Fallen Blossoms (花ちりぬ, Tamizo Ishida, 1938)

By the late 1930s, film censorship had tightened and it was perhaps all but impossible to rebuke the militarist regime through the silver screen. Nevertheless, as always setting your film in the past can make the impossible possible through thinly veiled allegory. This may not have been its primary intention, but it’s impossible to ignore the subtext of Tamizo Ishida’s Fallen Blossoms (花ちりぬ, Hana Chirinu) which sets itself entirely within the confines of a geisha house on the night of the Kinmon incident or Hamaguri Gate Rebellion in 1864 during which anti-Shogunate forces from Choshu marched on Kyoto with the intention of kidnapping the emperor in order to restore imperial rule. The incident ended in devastating defeat for Choshu with rebel forces setting fire to the city as they bid their retreat. 

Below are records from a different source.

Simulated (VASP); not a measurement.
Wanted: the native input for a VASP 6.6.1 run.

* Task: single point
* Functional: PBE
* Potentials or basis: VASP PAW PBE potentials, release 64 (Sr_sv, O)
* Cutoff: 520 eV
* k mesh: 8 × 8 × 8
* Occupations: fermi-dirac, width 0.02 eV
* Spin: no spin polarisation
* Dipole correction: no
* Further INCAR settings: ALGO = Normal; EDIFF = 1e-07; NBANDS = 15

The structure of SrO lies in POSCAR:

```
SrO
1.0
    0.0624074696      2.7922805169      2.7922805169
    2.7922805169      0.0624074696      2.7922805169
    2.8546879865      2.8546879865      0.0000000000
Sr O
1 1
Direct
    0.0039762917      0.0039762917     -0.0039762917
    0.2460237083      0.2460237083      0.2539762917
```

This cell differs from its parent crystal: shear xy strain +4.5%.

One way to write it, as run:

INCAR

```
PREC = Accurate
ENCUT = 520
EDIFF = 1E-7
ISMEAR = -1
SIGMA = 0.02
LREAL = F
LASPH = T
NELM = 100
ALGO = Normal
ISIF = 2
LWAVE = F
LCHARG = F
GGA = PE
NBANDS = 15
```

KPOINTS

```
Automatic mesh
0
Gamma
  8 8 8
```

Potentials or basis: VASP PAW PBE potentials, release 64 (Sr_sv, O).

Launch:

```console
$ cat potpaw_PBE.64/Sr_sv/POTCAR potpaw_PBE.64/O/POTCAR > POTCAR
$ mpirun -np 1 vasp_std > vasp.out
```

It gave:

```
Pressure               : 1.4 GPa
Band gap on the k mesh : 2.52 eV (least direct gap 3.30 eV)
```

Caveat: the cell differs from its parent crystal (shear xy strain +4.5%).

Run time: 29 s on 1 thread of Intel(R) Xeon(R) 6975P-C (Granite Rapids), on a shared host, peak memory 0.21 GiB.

There is therefore an uncomfortable anxiety in the context of the Japan of 1938 as the women trapped inside the teahouse remark on the chaos outside with unfamiliar soldiers on the streets and townspeople deciding to remain at home which is of course very bad for their business. Aside from the sense of danger, the major problems inside the house are economic with constant talk of declining revenues and the recent closure of similar establishments while even the guests that have come have done so to drown their sorrows as their own business is also going badly because of the rumours of imminent unrest. The situation is all the more acute for Akira (Ranko Hanai), daughter of the house’s madam, because she’s secretly fallen in love with a young man of Choshu she fears may be marching on the city which is one reason she deflects her mother’s attempts to encourage her to accept an offer of marriage from a wealthy associate. 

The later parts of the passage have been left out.